Date: Wed, 3 Jul 2024 11:36:29 +0200
From: "Steinar H. Gunderson" <
se...@google.com>
To:
platform-arc...@chromium.org
Subject: Replacing StringHasher with rapidhash
[Resending from @
google.com; evidently my last email got stuck in some
list spam filter]
Hi,
I'm throwing this out to get some early feedback before I go way too deep
in the code; both positive and negative sentiments are welcome. :-)
We spend a lot of time making AtomicStrings (e.g., 10% of CSS parsing is
creating them), and a significant of that goes into making hashes.
StringHasher is an implementation of SuperFastHash from 2013, which is now
looking rather dated. In particular, it has really poor hash properties
(it fails nearly all the SMHasher tests), and it's generally not using
the 64-bit ALUs present in effectively all modern CPUs.
I'd like to replace SuperFastHash with rapidhash, which is currently topping
the SMHasher lists in terms of performance for short strings (and also is
about ten times as fast as SuperFastHash for long strings). It is licensed
under a 2-clause BSD license, and comes as a single header file
(see
https://github.com/Nicoshev/rapidhash), although we'd need to make some
modifications to get e.g. constexpr support and the ability to lowercase
strings on the fly as we're going.
This is not a small change, but it is also not a huge one. What we primarily
lose is the ability to do incremental hashing, but there are actually not
that many users of that (fewer than ten). I'm also planning to retire the
current concept of the string hash expanding 8-bit data on the fly to 16-bit
(SuperFastHash works natively in 16-bit input increments, rapidhash does
not), which will require a little bit of fiddly code. For instance, it means
that whenever we have a 16-bit String that we want to hash, we'll need to
check whether it contains only 8-bit data or not, and if so, hash only ever
other byte. (The check plus new hash should already be much faster than the
old hash alone, since it already needs to do similar checking.) Similarly,
when adding UTF-8 data to AtomicStringTable, we'll probably need to convert
it to UTF-16 ahead of hashing if it's non-ASCII, as opposed to after hashing
and lookup like today.
The benefits, though, are worth it IMO. We gain an immediate ~2% on CSS
parsing, and a prototype shows ~0.5% Speedometer3 and MotionMark gain.
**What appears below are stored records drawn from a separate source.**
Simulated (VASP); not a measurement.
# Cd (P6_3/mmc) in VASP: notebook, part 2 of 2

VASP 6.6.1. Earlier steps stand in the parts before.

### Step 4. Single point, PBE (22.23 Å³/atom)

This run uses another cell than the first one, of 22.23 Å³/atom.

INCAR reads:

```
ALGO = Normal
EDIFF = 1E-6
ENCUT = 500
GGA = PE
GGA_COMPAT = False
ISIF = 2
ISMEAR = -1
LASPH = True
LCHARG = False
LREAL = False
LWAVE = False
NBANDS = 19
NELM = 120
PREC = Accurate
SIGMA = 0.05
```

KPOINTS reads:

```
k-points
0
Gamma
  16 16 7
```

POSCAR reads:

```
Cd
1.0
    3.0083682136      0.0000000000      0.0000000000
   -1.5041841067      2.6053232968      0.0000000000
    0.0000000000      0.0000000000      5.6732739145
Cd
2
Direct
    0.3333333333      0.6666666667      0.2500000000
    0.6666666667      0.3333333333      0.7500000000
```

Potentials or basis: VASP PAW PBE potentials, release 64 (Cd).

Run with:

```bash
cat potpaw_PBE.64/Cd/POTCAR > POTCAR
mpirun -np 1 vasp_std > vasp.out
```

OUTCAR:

Furthermore, we end up with a just better hash, so fewer collisions.
It is also possible to parameterize much easier then SuperFastHash (you can
generate and choose secrets, randomizing the hash), so if we wanted to, we
could leverage ASLR-like techniques in the future to make DoS-ing hash tables
harder. This is not something I intend to do at this point, though.
What do you think?
/* Steinar */
----- End forwarded message -----